Fresh off signing up user number 500,000, SCVNGR is out with a new release of its iPhone and Android mobile apps. The new apps focus on social improvements and better surface place activity happening across both SCVNGR and Facebook.
The 3.5 release, internally referred as “Vulcan,” is a drastic reinterpretation of the SCVNGR service. While the core features have remained intact, the new apps tout a sophisticated dashboard layout, map-based views, activity grouped by visits, comments and post ratings.
Most noticeable, at least in a superficial fashion, is the new dashboard layout. SCVNGR has reorganized the application experience into buckets: Friends Feed, Profile, Friends, Badges, Places, Rewards, Treks, Social Map and Settings.
Functionality wise, we’re most impressed with the reworked activity stream in the Friends Feed section. User activity is now grouped into visits, so all checkins, photos, challenges and all the rest are grouped together by user, by place. You can also now leave a comment or select to “+1 this.” A “+1″ on SCVNGR would be your way of showing approval for a friend’s post; the action also rewards the friend with an additional point.
The Social Map is also worth a good hard look. The startup has been able to surface yourFacebook friend’s Places checkins ever since it introduced deep integration with Facebook Places. The Social Map visualizes that integration, plotting the whereabouts of both your Facebook and SCVNGR friends. You can also zoom in and out on the map, and adjust the time scale to zero in on what your friends are up to right now.
You’d be right in recognizing the similarities between SCVNGR’s new design and the design of the Facebook iPhone app. The startup is using the Three 20 Project framework for iPhone, originally developed by Joe Hewitt for Facebook and then open sourced.

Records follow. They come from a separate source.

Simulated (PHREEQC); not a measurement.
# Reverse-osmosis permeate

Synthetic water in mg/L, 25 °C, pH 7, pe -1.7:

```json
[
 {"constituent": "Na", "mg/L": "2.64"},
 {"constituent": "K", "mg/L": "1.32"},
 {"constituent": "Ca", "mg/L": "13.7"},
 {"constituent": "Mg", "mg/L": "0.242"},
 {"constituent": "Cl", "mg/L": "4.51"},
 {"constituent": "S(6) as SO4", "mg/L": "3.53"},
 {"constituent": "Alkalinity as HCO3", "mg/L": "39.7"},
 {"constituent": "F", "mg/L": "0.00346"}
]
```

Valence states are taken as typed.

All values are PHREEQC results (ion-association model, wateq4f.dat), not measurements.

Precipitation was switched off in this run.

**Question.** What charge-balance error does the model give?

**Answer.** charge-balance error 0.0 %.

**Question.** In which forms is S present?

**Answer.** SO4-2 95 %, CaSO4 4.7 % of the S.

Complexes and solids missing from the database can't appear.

In a candid conversation with Mashable, SCVNGR founder and CEO Seth Priebatsch also shared that the startup has successfully managed to monetize its location-based mobile game. “I guarantee we’re making more money than anyone else in the space, by an order of magnitude,” says Priebatsch.
The startup doesn’t publicly share current revenue numbers, but we do know that it made $1 million in 2009 — before the consumer apps existed — and that it’s making “many many multiples of that this year,” according to Priebatsch. He says SCVNGR made more money in the first three days of October then it did in all of September.